Not all of the legislative initiatives were constructive. A group of radical Republicans led by Benjamin Wade and Zachariah Chandler organized a Joint Committee on the Conduct of the War, their goal being to push for a quick end to both the war and slavery. As the winter dragged on and the Union armies continued to drill, the Joint Committee began to question the loyalty of Union officers. General Charles Stone was imprisoned for six months at the committee’s behest; his “crime” had been to send a patrol across the Potomac that ended in disaster and death for several hundred northern men—including Edward Dickinson Baker, a former senator and a close friend of Lincoln. Another old soldier, bedeviled by congressional witch hunters, wrote bitterly about serving a government “where to be suspected, merely, is the same as to be convicted.”

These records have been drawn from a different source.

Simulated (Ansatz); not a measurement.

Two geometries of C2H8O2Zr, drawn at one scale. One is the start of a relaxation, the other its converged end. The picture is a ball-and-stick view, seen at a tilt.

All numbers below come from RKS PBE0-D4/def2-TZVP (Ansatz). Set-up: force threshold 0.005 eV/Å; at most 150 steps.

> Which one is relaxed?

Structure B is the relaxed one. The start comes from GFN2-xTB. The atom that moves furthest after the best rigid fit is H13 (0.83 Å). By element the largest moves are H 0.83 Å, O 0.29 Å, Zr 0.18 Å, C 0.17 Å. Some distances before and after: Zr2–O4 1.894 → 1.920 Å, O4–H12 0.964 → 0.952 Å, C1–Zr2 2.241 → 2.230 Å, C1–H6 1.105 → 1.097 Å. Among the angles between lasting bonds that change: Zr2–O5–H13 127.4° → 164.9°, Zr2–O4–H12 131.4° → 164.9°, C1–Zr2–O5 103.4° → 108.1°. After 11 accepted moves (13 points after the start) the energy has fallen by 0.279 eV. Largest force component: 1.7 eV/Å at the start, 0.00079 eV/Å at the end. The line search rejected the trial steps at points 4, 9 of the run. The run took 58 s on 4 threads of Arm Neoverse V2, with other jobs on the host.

Lincoln had to deal cautiously with the members of the Joint Committee; they had powerful support in Congress and in the country. The war had intensified the hopes of abolitionists across the North, and Wade’s group championed their cause. Lincoln had to fend off antislavery agitation even in the Army itself, canceling emancipation orders issued by Generals Fremont and Hunter. To attack slavery before the Union Army was able to take the offensive against the South, the President feared, would be to lose the border states of Missouri, Kentucky, and Maryland—in his view, to lose both Union and abolition.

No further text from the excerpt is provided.